Wednesday, January 20, 2010

Lemon Heart Cookies with Lemon Glaze


The other day my local market had for sale ( and on sale), tons of packaged up lemons. I'm talking about 10 lemons per package for like way way less than a dollar! So, there was no way I could leave all those lemons there for someone else! Nope. I had to have them..all! Now I'm on a mission to find some great recipes to make lemon everything.
This lemon cookie is very much like a shortbread cookie with lemon in the dough but the extra kick of delicious lemony flavor comes from the glaze you dip or spoon on top, ( depending on the consistency you like).

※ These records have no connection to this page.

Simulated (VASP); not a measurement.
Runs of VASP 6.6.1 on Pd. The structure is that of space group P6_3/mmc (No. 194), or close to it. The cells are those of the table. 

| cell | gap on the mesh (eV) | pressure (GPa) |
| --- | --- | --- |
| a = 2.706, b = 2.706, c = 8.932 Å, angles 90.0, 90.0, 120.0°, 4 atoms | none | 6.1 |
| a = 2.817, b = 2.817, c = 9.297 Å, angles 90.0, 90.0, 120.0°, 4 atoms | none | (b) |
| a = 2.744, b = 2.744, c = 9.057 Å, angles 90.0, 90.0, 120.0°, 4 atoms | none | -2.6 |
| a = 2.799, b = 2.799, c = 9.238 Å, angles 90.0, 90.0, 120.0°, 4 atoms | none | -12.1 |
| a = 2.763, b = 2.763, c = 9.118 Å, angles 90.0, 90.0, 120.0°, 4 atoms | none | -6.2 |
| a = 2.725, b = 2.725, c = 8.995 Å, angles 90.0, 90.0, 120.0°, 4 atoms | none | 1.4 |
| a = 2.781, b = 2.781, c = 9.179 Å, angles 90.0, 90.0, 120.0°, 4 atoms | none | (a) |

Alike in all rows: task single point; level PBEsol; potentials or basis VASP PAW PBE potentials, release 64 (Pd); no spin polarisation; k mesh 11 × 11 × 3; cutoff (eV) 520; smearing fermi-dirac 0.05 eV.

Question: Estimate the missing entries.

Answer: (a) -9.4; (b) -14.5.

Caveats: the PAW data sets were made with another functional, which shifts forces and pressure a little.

The cookies are wonderfully light, which comes from the combo of cornstarch and confectioners sugar. I urge you to give them a try. If you love lemon flavor, you'll love these!
Now I just have to figure out what the heck to do with about 30 more lemons! Hmm, lemon curd perhaps? Or lemon tart or lemon cake or lemonade or...
Lemon Heart Cookies with Lemon Glaze
3 cups flour
3 tbsp. cornstarch
3/4 tsp. salt
3 sticks unsalted butter
1 cup confectioners sugar
1 tbsp. lemon zest
1 1/2 tsp. lemon extract
1/4 tsp. almond extract
Glaze:
1 1/2 cups confectioners sugar
5 tsp. lemon juice ( I used alot more to get it thinner. Just keep adding juice til you like the consistency).
1 1/2 tsp. lemon zest
Preheat oven to 325.
1. Combine in a small bowl, flour, cornstarch and salt.
2. In mixer bowl, beat butter and sugar til creamy.
3. Beat in zest and extracts.
4. With mixer on low speed, add flour mixture and beat til combined. The mixture may seem dry at first but keep mixing on low and it will eventually come together and clean the sides of the mixer bowl.
5. Divide dough in half.
6. Roll out each half between 2 pieces of waxed paper to approx. 3/8" thickness.
7. Cut out heart shapes ( I used 3 different sizes, just for the heck of it!).
If the dough gets too soft, just pop it into the fridge for about 15 minutes.
8. Place 1" apart on ungreased baking sheets. ( I always sprinkle my ungreased sheets with a little sugar to prevent sticking).
9. Bake 15 minutes or til the edges brown slightly.
Glaze: Mix confectioners sugar, juice and zest til well blended and the correct consistency.
Dip cookie in glaze or spoon glaze on top of each cookie.
Allow cookie to cool and the glaze to set. Place waxed paper between layers to store.
Store in air tight containers for up to one week. Can be frozen up to one month.